Tilt-o-blech

Oct 03, 2005 21:10

I truly believe that we all eventually regress to how we were as children.

So, I went to La Crosse's Oktoberfest this past weekend. I was so excited to do all the things I did when I was wee. I played pick-a-duck and won a kick-ass stuffed-flower thingy (much more substantial than the crap they gave you in my day), watched a parade, ate funnel cake, etc. I started actually remembering how thrilling this could be for child. But yet, there was that little voice in me, reminding me I often got sick as a child when I went to the fair. In true Emily-tradition, I ignored it. I thought, "Well, I'm older now. I don't get sick every time I blink. I'm a grown-up." So, I went about trying to make the day enjoyable. And it was ... until Saturday nite.
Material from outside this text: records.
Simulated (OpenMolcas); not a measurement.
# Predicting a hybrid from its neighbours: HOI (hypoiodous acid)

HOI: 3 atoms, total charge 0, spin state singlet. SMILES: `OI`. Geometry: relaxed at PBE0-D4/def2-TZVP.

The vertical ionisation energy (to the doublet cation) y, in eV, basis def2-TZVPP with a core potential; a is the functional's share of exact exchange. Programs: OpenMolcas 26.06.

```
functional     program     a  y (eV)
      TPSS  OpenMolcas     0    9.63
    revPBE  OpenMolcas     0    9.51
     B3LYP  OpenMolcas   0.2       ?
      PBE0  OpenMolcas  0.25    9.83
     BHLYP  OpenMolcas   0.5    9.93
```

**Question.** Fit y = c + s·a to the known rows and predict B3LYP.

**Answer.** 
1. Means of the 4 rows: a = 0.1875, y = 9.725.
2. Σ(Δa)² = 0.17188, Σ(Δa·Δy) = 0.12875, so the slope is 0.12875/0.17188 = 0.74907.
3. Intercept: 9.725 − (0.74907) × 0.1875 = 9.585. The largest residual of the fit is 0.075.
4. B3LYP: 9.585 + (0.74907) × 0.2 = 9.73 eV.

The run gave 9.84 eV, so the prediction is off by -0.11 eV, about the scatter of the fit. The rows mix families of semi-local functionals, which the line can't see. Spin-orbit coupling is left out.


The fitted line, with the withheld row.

Saturday nite I was all revved up for a night of drinking, rides, and much frolicking. After a brief afternoon siesta, the Mister and I returned to the grounds early - 'bout 8 or so, and decided to walk around and check things out first. I, of course, being the queen of impatience, saw the Scrambler and decided that we must ride it right away. We did. It was fun. I started feeling the vibe of the fair - kinda felt like a kid again. I thought ... hmmm ... should we scope things out or do more rides? My mind opted for rides.

Big mistake.

So we get on the tilt-o-whirl and I tell angelstoil about my first experience with this ride. I was about 7 or so, and went on it with me mum and me sis, lollipoptrollop. All I remember is this extreme feeling of nauseousness and my kin-folk looking at my blanched face and laughing. It was bad. I feared that damn thing for years. Yet as I grew past childhood, I actually learned to love this ride. And on Saturday nite I figured I'd still love it; I was so excited to ride it again in my ... er ... late twenties ... ahem! I had fun for about 1.37 minutes. Then it started a tiltin' and a whirlin', thanks to the Mister finding the key to the twirl. I felt my face turn white and that iggly-squishy carbonated feeling start in my stomach and rise to my throat. I gripped tight onto the rail and prayed I wouldn't puke on the ride. Erik was having a blast, and I didn't really want to ruin his fun, yet a memory came into my head that I'd once puked ON a ride. I didn't think I could deal with that embarrassment at my age. So everytime we went around and I saw the Carnie-guy, I tried to put a look of sick on my face. I clasped the railing, held my head, everything ... but to no avail. I think this guy got his rocks off watching people get sick. Finally, I told Erik that I needed to get off the ride ... now ... seriously. I think when he saw the green coming into my face he realized I wasn't kidding around. Needless to say, he motioned to the Carnie it was time to quit unless he wanted to clean up puke. So said Carnie stopped the ride (just in time, I may add) so kill-joy Emily could get off. Although I'm proud to say I didn't barf on the ride, I was still humbled by the fact that little children go on this damn thing and have a blast. I am not those children. From this day forward, I will look at the tilt-o-whirl and feel nothing but anger and resentment. I mean, really ... they had to stop it so I could get off!

How embarrassing.

I am 7 again.

*edited to add*
And NO to all you skeptics out there - I was not drunk; not an ounce of liquor in me. Just some old-fashioned sick. derp.